Thursday, June 30, 2011

WVAG Art Opening

Ready for guests to arrive at the
Wisconsin Visual Artists' Guild Opening Reception 
at the Center for the Visual Arts in Wausau, WI. 
The exhibit runs through July 31, 2011.

For the past few years, I have had the opportunity to be a member of the Wisconsin Visual Artists' Guild. While I treasure my quilting friends and learn so much from them, I've also found I've learned a great deal from artists who work in different mediums.

The basic principles of art are the same no matter if you have a brush, a camera, or a needle and thread in your hand. These new friends come from different backgrounds and have different ideas to share. Ideas that stretch me out into thinking of my quilting projects in a different light.

As the days of summer roll along, take a moment to look for opportunities to broaden your ideas. What things spur your creativity? Perhaps a stroll through an art museum, a botanical garden, a trip to the zoo or splashing at a water park.

Thursday, June 23, 2011

Right Side, Wrong Side, Which Side?

When it comes to using solid fabrics, batiks, and hand-dyed treasures in a quilt, we often can't tell the right side from the wrong side of the fabric. And, does it even matter?

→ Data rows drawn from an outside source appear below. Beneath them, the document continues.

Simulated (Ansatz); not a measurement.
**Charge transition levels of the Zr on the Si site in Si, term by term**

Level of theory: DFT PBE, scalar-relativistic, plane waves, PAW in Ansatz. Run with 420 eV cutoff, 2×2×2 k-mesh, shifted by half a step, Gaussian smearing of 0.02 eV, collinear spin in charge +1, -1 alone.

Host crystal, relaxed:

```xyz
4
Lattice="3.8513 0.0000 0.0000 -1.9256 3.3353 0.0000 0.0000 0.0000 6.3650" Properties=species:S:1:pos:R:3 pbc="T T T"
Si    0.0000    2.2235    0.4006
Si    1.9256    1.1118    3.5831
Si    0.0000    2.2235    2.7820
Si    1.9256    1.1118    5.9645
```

As I was sewing on my latest project, I started to wonder about it. Clearly as I pieced these three strips of fabric together, it didn't seem to matter in the least if I used one side of the black or the other. The green batik also looked the same on both sides. In this case, if I had both of my seams on the same side of the fabrics I couldn't possibly mess this up.

But then I started piecing the next section of my project.

Daydreaming as usual, I started picking up pieces to stitch together. Was this the right side of the batik, or the wrong side? Of course, with only half of my brain engaged in this project and the other half  flitting around, would I make the correct choice? Probably not.

Something clicked at the last moment and I double-checked by re-laying out my pieces. It was then that I grabbed a chalk pencil and marked the backs of my pieces with a arrow pointing to the top of each piece.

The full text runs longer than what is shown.